Q. So this refers to a pretty big new trend in middle market PE transactions… what is it?
A. To explain this one, let’s first step back and look at how most large corporate loan financings are done today. Historically, banks just made one big loan to a company for what it needed. But then things got more sophisticated, with different “tranches” of debt: a senior piece, which is secured and carries a pretty low interest rate as a result, and a junior piece, which is unsecured and carries a higher interest rate. That combination usually results in the lowest total interest rate for the borrower.

Q. So something tells me that “unitranche” must therefore combine these different kinds of loan into a single facility…
A. Yep. It’s another case of “back to the future” in finance. With a “unitrache” loan the lender makes one big loan to the company that covers what otherwise would be both the senior secured and junior unsecured tranches… just like used to happen in the old days.
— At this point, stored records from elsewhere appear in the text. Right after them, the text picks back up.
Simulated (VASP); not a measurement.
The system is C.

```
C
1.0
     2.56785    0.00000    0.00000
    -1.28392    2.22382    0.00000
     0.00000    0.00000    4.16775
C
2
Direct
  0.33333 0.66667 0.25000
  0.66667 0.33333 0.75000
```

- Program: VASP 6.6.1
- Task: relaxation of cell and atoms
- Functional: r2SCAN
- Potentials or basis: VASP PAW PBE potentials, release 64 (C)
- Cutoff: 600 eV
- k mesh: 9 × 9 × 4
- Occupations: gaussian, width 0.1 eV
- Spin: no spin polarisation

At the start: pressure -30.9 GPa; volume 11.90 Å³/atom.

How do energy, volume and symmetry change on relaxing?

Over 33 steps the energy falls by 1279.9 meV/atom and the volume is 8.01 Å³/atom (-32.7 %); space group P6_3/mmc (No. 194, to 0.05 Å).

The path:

Q. Why? What’s driving the trend?
A. Several things. First: simplicity, time, and legal structuring costs. We’re talking middle market and smaller companies here. When you do a senior and junior tranche, there are very complicated intercreditor agreements to negotiate between the different lenders and the company. In many deals, its just not worth the trouble.

Q. And who’s making these loans?
A. One big source is BDCs– the “junior varsity” PE firms that are publically traded, which means this is one source of decent income for a lot of investors who want to stick to publically traded securities. But a lot of midmarket PE and SIBC funds are, too.

Q. And then what? Do they just hold the loans to maturity?
A. That’s actually a very interesting point. Often, the PE firms will turn around and essentially do a mini-securitization themselves, selling off senior parts of the loans to… banks that are hungry to put dollars to work, but don’t have the infrastructure to find and make these loans in the first place. It’s one way banks are getting back into the lending game.